Children who are eligible for free lunches under the National School Lunch Program are going to get a whole lot more bundled with that service for improving their education.
Thanks to a new program dubbed Internet Essentials, unveiled in partnership between Comcast and the Federal Communications Commission, these same students will be provided with low-cost Internet service and computers along with digital literacy training.
FCC chairman Julius Genachowski explained during the launch event in the District of Columbia on Tuesday:
The program will prepare the next generation, create new opportunities for more jobs and will make a positive difference in the lives of many Americans. I challenge other service producers to take concrete steps to help close the broadband adoption gap.

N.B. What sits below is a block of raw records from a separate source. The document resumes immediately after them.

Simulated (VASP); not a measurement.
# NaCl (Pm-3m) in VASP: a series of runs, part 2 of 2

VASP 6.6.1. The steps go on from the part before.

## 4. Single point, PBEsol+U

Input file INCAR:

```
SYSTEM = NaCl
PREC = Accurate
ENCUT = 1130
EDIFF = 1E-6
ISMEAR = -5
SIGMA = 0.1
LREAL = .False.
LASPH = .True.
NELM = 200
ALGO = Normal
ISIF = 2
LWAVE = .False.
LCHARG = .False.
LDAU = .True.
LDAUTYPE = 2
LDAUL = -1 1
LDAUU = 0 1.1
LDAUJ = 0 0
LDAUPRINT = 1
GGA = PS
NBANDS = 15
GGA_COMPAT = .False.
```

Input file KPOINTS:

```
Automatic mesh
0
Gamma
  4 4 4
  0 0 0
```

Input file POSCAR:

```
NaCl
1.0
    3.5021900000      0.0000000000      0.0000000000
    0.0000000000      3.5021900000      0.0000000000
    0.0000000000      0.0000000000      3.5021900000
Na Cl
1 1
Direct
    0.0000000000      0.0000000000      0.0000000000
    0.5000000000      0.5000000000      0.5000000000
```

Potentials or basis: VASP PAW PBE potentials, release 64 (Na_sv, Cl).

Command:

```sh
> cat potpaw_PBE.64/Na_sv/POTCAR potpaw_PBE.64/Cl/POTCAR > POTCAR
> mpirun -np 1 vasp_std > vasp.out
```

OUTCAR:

Genachowski said that "roughly 100 million Americans are being bypassed by the broadband revolution," and that 68 percent of Americans don't have Internet connections at home -- compared to 90 percent in South Korea and Singapore.
The FCC chairman also cited a survey from Connected Nation that found that only 46 percent of low-income households with children have adopted broadband, and that number plummets to 37 percent for minority low-income households.
Thus, Comcast is working with a network of school districts and community based organizations nationwide to get Internet Essentials running. Here's a snapshot of how large the program is so far:
- Incorporates over 1,000 school districts with roughly 20,000 schools and over 4.5 million students who are eligible for the National School Lunch Program
- Almost 1,000 community partners are participating and sharing information about Internet Essentials
- Nearly 10 million pieces of bilingual Internet Essentials informational materials have been distributed
The overall idea behind the program is to address what Comcast executives argue are the three primary barriers to broadband adoption: a lack of knowledge as well as the expense of a home computer and the cost of Internet access.
Comcast's executive vice president David L. Cohen added:
Internet Essentials helps level the playing field for low-income families by connecting students online with their teachers and their schools’ educational resources. The program will enable parents to receive digital literacy training so they can do things like apply for jobs online or use the Internet to learn more about healthcare and government services available where they live.
Again, this is low-cost -- not completely free -- but certainly a bargain and an education-related cause worth supporting. Residential Internet service under this program will cost $9.95 per month + applicable taxes with the promise of no price increases, activation fees or equipment rental fees. Additionally, members of this program will receive a voucher to cover a low-cost computer for $149.99 plus taxes.
Digital literacy training (online, in person and via print) will be completely free.
Not only does this program put pressure on other Internet providers to do something about providing lower-cost coverage to students and low-income families, but there is also an opportunity for computer manufacturers as well. There are few computers that fit into the sub-$200 range, but we could be seeing some in the next few years -- especially browser-only models like Google's Chromebook series that are already being touted for educational purposes.